There has been so much written about Dark Side of the Moon that to even attempt to add more could be seen as either reckless folly, a journey of writing insanity or a grandiose piece of that is seen as just adding to the cannon and millions of words that have surrounded Pink Floyd’s much admired 1973 album.
To suggest that writing about one of the most famous, seemingly perfect albums of all times is easy would be folly in itself. The entire album is so complex, has so many layers and underlying wonderful distractions that it really is no wonder that it one of the best selling albums of all time and even after 40 years still has that very special power to give the listener an experience that is almost unlike any other. A journey into a realm that wouldn’t be out of place in science fiction, a self help manual or as one musician once said sixth form school boy poetry. To take the latter point of view takes away from the astounding way the album is presented. Beneath the strikingly bold and iconic album cover is an album of breathtaking quality, one that started a run of four consecutive albums by the band, Dark Side of the Moon, Wish You Were Here, Animals and The Wall, which should be considered not only in the top 100 albums of all time. Due to their subject matter, they should be dissected, poured over and deconstructed to find what made the band really tick during that turbulent, progressive and enduring six year period.

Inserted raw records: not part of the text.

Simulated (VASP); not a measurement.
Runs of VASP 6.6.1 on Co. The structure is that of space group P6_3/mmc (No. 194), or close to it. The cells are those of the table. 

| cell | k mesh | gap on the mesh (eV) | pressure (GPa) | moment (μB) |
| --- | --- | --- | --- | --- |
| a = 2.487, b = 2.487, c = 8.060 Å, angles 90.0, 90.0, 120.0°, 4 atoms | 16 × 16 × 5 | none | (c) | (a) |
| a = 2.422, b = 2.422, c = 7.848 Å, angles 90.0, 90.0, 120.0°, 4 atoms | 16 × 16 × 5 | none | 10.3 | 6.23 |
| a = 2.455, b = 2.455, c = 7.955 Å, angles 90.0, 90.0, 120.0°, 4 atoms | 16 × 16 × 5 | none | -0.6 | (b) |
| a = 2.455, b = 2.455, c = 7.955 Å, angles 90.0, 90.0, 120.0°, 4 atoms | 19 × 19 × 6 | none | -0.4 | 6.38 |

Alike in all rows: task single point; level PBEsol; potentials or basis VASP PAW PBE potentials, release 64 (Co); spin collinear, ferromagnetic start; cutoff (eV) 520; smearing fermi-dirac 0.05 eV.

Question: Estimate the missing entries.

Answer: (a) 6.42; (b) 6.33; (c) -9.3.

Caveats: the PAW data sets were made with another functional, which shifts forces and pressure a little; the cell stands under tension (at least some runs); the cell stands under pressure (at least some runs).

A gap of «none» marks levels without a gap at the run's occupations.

Dark Side of the Moon from start to finish still feels raw. Not unfinished or unsound but because of the desperation, the agony and reflections it offers on life are so meaningful that to listen to it for a couple of hours still sends messages of pessimism for the future of humanity and how humans are defined and in the end defiled by time. The underlying themes of madness, isolation, loneliness, fear, greed and finally death are all wrapped up in the album’s structure and at times can be so powerful, so evocative and potent that the listener can feel as though they are being crushed beneath the weight and possibility that carries the music along.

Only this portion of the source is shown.